We can acknowledge that every human infant has essentially the same starting point—the same mechanisms for learning truth, value, and meaning—and that our social and cultural environments largely determine the content of our beliefs and truths. However, it’s also important to recognize that environments themselves can evolve over time, and sometimes in additive, progressive steps. That is to say that the past often affects the present, and so one’s place in history can often determine aspects of how truth is conceptualized and experienced.

Technological advancement is one of the biggest influences in this respect. As technology advanced among early communities, populations grew, access to food and shelter increased, interaction with different cultures became more and more common, etc. The cultures who experienced these advancements were more or less irrevocably changed; there could be future changes, but there was no way to go back.

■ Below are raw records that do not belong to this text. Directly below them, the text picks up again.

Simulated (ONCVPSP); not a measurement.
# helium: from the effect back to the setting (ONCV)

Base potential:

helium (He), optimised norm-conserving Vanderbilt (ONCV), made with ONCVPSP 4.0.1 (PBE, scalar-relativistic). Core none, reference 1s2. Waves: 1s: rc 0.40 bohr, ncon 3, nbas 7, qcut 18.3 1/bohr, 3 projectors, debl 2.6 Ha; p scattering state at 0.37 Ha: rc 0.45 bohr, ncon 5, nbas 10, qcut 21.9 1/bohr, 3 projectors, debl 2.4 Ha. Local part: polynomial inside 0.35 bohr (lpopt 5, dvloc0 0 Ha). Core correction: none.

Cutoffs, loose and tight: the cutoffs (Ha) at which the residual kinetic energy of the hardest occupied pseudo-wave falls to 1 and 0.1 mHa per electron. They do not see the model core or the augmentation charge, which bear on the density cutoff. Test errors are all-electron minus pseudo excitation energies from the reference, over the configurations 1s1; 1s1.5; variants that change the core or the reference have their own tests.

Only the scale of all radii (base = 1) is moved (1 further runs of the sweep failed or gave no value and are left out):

With this in mind, it’s useful to think about what was common among early human societies before technological advancement could facilitate major cultural evolution. We could think of these commonalities as representing the cultural default of the human truth experience, with differences across cultures appearing more in the specific details of belief than in the broader tendencies.

All early human societies, similar to contemporary hunter-gatherer and horticultural communities, shared and experienced their cultural information via stories, songs, art, and rituals. The activities and works served multiple functions, all at once.

a) They usually involved some description of the people’s environment (like the terrain and its fauna) or lifestyle (such as hunting) that would have been regarded as accurate, meaning that the knowledge would enable successful prediction and reliable outcomes.

b) The stories had more latent meanings, often to convey the morals and life lessons considered to be important by the community.

c) The act of telling and sharing the stories, songs, art works, and rituals themselves served as an important psychosocial experience for all involved. Powerful emotions could be evoked, and the sharing of metaphors in these communal activities strengthened the feeling of togetherness among members.

d) Sometimes this bonding was strengthened by the experience of transcendence, a state in which one’s sense of self is reduced, and one’s connection with others (and even the universe) can be heightened.

Importantly, an individual or community would not necessarily distinguish between these different functions. Because a sense of truth is strongly associated with confidence, with trust, and with intense personal value, the multifaceted experience of communal ritualistic engagement could simply be labeled as “true” for those who partake in them.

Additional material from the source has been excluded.